Wednesday, May 18, 2005

Freedom of Democrats to Disagree

Senator Feinstin argues that the "Freedom to disagree" means that a minority of Senators get to obstruct the Senate's constitutional advise and consent role. She writes:
As a member of the Senate Judiciary Committee, I evaluate each judicial nominee on a case-by-case basis and thoroughly examine his or her writings, opinions, statements, temperament and character. Over the years, we have had heated debates over judicial nominees. That debate, however, ensures that the Senate confirms the best-qualified candidates. I am deeply troubled when our legitimate differences over an individual's qualifications for a lifetime appointment to the federal bench are reduced to inflammatory rhetoric. I am even more concerned when rhetoric turns into open discussions about turning the Senate into a body where might makes right.
Here, the Senate is ready and willing to confirm many nominees to the judiciary. So why aren't they? The answer is because Democrat Senators like Diane Feinstein are preventing an up or down vote on these nominees. Since when does the minority speak for the Senate? Never. Because the Senator has had these "heated debates" about the quality of judicial nominees, then there ought to be a resolution. May the best arguments win. If a nominee is so "extreme" or otherwise unqualified then let the Senator PERSUADE her colleagues of that. If she is right, then a bipartisan majority will vote against confirmation. At the end of the day, however, Senator Feinstein only has one vote, and her "right" and obligation is to exercise that vote. Her ultimate recourse in the debate about a nominee is to vote that person down. If a majority of her colleagues in the Senate vote to confirm, then the Senate has confirmed the nominee. If they don't then her arguments must have been persuasive. That's how representative democracy works, and that is how the Senate has worked since its inception until the Democrats started filibustering nominees. If the voters don't like who is confirmed, they can vote the bums out of office who confirmed them. Blaming Republicans for desiring a vote is ridiculous and anti-American.

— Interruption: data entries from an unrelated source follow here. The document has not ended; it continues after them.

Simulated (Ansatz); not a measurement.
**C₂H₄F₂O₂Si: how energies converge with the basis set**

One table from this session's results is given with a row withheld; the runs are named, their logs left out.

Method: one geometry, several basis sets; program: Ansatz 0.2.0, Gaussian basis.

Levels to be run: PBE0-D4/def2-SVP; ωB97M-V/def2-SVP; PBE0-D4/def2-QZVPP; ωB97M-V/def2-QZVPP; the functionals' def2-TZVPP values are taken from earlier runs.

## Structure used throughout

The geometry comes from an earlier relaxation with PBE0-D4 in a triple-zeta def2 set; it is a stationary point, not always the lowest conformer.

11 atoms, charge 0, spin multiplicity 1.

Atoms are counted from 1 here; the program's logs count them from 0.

Senator Feinstein does not want that vote to occur because she knows she will lose. If her arguments had any credence and persuasiveness, then she wouldn't have to block the votes.

So, what does freedom to disagree mean to the Senator, MY Senator? Apparently, it means that Democrats have the freedom to disagree with Republicans and that freedom should be preserved at all costs. On the other hand, Republicans aren't permitted to exercise that freedom because Democrats are so pure and righteous and would never do anything for partisan advantage, but rather for the "good of the people." Give me a break. When Feinstein stays that she fears that the Senate might turn "into a body where might makes right," she is stating that she fears that the Senate will be governed by the majority. She didn't have that view when she was in the majority, but never we mind that. Republicans were put in charge of the Senate. Senator, you need to understand that.

She is afraid of voting, as are all the Democrats. Ultimately, this entire judicial debate is about voting and elections. The Democrats don't want there to be votes on these nominees so they block them. They don't want votes on abortion, gay rights, affirmative action, freedom of religion and speech, and the right to bear arms, or the proper scope of government power. The Democrats don't want votes on all of these things because they know that they'll lose. And the only way to ensure that these items do not get voted on is for the Courts to enshrine the liberal Democrat agenda into untouchable "precedent" and "rights" that their opponents cannot legislate around. Abortion is the prime example of this. When is that last time this critical and very important political issue was voted on? Not since 1972 when the Supreme Court ruled that this type of policy question was untouchable as it was found in the spectrum of light and dark between the shadows somewhere in a Constitutional right to privacy, that they themselves invented. Now, we argue and battle it out in the political arena over tangential issues like parental notification, but the ultimate question, the one of policy is untouchable. We are thus denied a vote.

Democrats are afraid that conservative judges will enshrine a conservative agenda into untouchable precedent, thereby completely eliminating any realistic hope of enacting the liberal agenda through the courts. But how is this different then a liberal court enshrining their agenda into law? Its not, so the Senator must be against these nominees because she knows she won't like the outcome of their decisions. For example, what happens if Roe v. Wade is overturned? The question goes to the states to vote on their preference, through referendums or via elected representatives. That's democracy, that's voting. That's the people expressing their will. Elections mean things, and as Senator Feinstein has demonstrated, her fear is of such things. Majority rules, not the other way around. This isn't about Senate comity or procedures and rules. This is about democracy, and its about time we started voting and accepting the consequences. That is how the system is designed to work. It doesn't work when the minority is allowed to dictate policy to the majority. I want my votes to mean something. I want my votes to be counted. I want the Senate to do its job and vote, either way on these judicial nominees. Just allow a vote. Senator, I am your constituent. Do your job and vote.